On a good day, monotony excites me. The unremarkable stems of laundry, dishes, work and bills weaving their ways into the impressive garden of life. Errands and chores keeping company with stars. But the past few weeks, I’ve been dead-legged by the trivial pursuit of such things. Perhaps they really did all feel too hard to bear, or maybe again I’d try and link my sensibilities to the closest tangible goat. I’m not one to fuss much over finances, but our bank statement took me out for a full day. I truly and faithfully enjoy the routine of work, but shortness of breath would catch me on my way in and then I’d leave, demoralized. After delighting in the gift of my husband in bed, I’d peel my skin away from his and cry. “I’m tired, and I’m just so sad.” Fine, ordinary things that are easy for me to reconcile were carving me emptier. 

I used the word suffocated. Ryan, seeking to understand, said, “I think I know what you mean. You feel like you’re trapped in a jar, restless, and you need to break out. To do something else.” And I’m glad he said that, used that analogy, because it allowed me the chance to say, “No, the opposite! I feel claustrophobic in the sense that I can’t take any more demands. I’m just breathing but barely. I don’t need to do anything, in fact, I want to do nothing. I feel like a slave to the world, and when will it stop. This is not the life that is good for me.”

My friends sat on my left and right and held my hands as I fumbled my way through it, fragile as can be. One let me finish and said, “This will sound cliché, and I’m sorry for that, but when was the last time you were in the Word?” I wouldn’t have let more than maybe five people in my life ask me that, but she knew she’d been given the authority to do so kindly. My lips quivered and alligator tears came. Not because I was ashamed in my answer or embarrassed to really say. But literally because even those words were too big. The Word swallowed me. It sure didn’t seem like the way and the truth and the life. If it was living water to some, I was the unlucky ‘oh, you of little faith’ who drowned in it. And when my prayers were selfish and few that night, thank God for the gift of theirs.

Ryan sat on the couch the other day and out of the presumable blue told me that he was going to have a go at Ecclesiastes. There’s a season for everything, mourning and dancing, we all know – but I couldn’t remember the last time I had read through the whole book. It seems I’d tucked it away, the short little thing, and thought that I had known it and nailed it for good. But I figured, I’ll do it too, and at least this is a start. I sat for two hours on the car dealership’s Wi-Fi and chewed it all, 1-12, astounded. The words came off the pages of the book that I had prematurely nailed for good and resuscitated me.

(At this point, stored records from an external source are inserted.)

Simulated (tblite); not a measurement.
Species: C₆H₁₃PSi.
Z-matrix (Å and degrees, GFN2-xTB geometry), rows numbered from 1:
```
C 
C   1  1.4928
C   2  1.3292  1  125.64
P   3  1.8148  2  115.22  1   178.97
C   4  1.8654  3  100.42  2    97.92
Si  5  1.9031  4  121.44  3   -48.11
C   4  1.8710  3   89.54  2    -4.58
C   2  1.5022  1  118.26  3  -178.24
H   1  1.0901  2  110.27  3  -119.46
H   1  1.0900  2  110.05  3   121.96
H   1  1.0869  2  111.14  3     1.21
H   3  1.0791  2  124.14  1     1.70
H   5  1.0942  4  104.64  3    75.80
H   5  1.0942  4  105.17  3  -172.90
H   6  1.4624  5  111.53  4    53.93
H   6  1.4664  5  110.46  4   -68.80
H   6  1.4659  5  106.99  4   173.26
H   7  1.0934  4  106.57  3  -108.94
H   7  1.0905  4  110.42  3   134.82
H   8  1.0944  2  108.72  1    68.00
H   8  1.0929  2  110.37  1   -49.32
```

“The words of the Teacher, son of David, king in Jerusalem: ‘Meaningless! Meaningless!’ says the teacher. ‘Utterly meaningless! Everything is meaningless.’ What do people gain from all their labors at which they toil under the sun? Generations come and generations go, but the earth remains forever. The sun rises and the sun sets, and hurries back to where it rises. The wind blows to the south and turns to the north; round and round it goes, ever returning on its course. All streams flow into the sea, yet the sea is never full. To the place the streams come from, there they return again. All things are wearisome, more than one can say. The eye never has enough of seeing, nor the ear its fill of hearing. What has been will be again, what has been done will be done again; there is nothing new under the sun. Is there anything of which one can say, ‘Look! This is something”? It was here already, long ago; it was here before our time.”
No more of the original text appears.